THE ART OF MAKING UNIQUE WINE LABELS
When it comes to wine labels, one of the greatest advantages is for the design to be unique and instantly recognisable – enticing both new clients but also establishing brand loyalty.
With wine labels there are dozens of ways to be unique:
* LABEL FORMS / SHAPES / SIZES / NUMBER OF LABELS / POSITIONING / TEXTURE – 2D & 3D through graphics & embellishments
* CHAMPION IMAGE – Logo or Artwork
* COLOUR – bright or subtle
* COMPOSITION – Simple or busy
* REFLECTIVE Vs MATTE surfaces
* PAPER STOCK
* BOTTLE FORMS
* COLLECTIONS Vs INDIVIDUAL
* PRINTING TECHNIQUES
* LABEL COPY – Something unique/Catchy
Following are a few labels which are unique in some way and which I believe can offer some potential lessons for creating unique wine label designs.
The first 6 are simple elegant designs, while the following labels grab the viewers attention with bright colours and artwork.
TRENTHAM: This is not necessarily my favourite label but I found it to offer a few useful lessons. The first is that it is important (in most situations) to have the wine brand highest in the overall hierarchy. In this label the Logo is given great prominence through the use of a clever composition whereby cutting through the label with the artwork above and a clean simple label below the logo is instantly given the focus. This cutting creates somewhat of a dynamic sense. Despite being modest in colour this label stands out and establishes a middle/high-end look.

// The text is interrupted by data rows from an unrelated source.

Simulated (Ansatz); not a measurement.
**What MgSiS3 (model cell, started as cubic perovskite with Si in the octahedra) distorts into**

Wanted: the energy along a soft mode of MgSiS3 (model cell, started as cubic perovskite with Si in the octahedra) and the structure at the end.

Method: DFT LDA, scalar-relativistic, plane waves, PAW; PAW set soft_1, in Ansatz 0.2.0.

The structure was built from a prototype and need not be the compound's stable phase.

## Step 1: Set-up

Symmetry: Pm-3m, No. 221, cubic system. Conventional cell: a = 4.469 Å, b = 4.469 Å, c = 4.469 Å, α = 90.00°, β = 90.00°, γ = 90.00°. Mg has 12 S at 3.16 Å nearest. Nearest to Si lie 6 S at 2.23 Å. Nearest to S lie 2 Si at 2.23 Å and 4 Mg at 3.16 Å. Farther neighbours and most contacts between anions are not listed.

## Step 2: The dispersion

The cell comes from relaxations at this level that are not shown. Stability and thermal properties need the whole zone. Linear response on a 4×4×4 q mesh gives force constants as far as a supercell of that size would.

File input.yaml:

CLOUDY BAY: Again this is a very simple label. The only written content is the brand name, the variety and the vintage. This leaves the composition very clean and spacious. Both the artwork and paperstock have a rough texture and this is enough to elevate the label as a work of art and give off the impression of quality wine. The artwork through subtle shading creates a simple and elegant landscape with nice depth. The logo is given great prominence set some distance above the artwork.
PEPPERJACK: Again another label that is quite simple and seperates the logo from the artwork/information. Often by seperating the logo from the label it can effectively elevate both. The most striking aspect of this design is obviously the profile and angle of the wine label. It is quite a modest label giving great emphasis to the wine bottle, it’s striking black and attractive form. Again this design achieves a higher end look.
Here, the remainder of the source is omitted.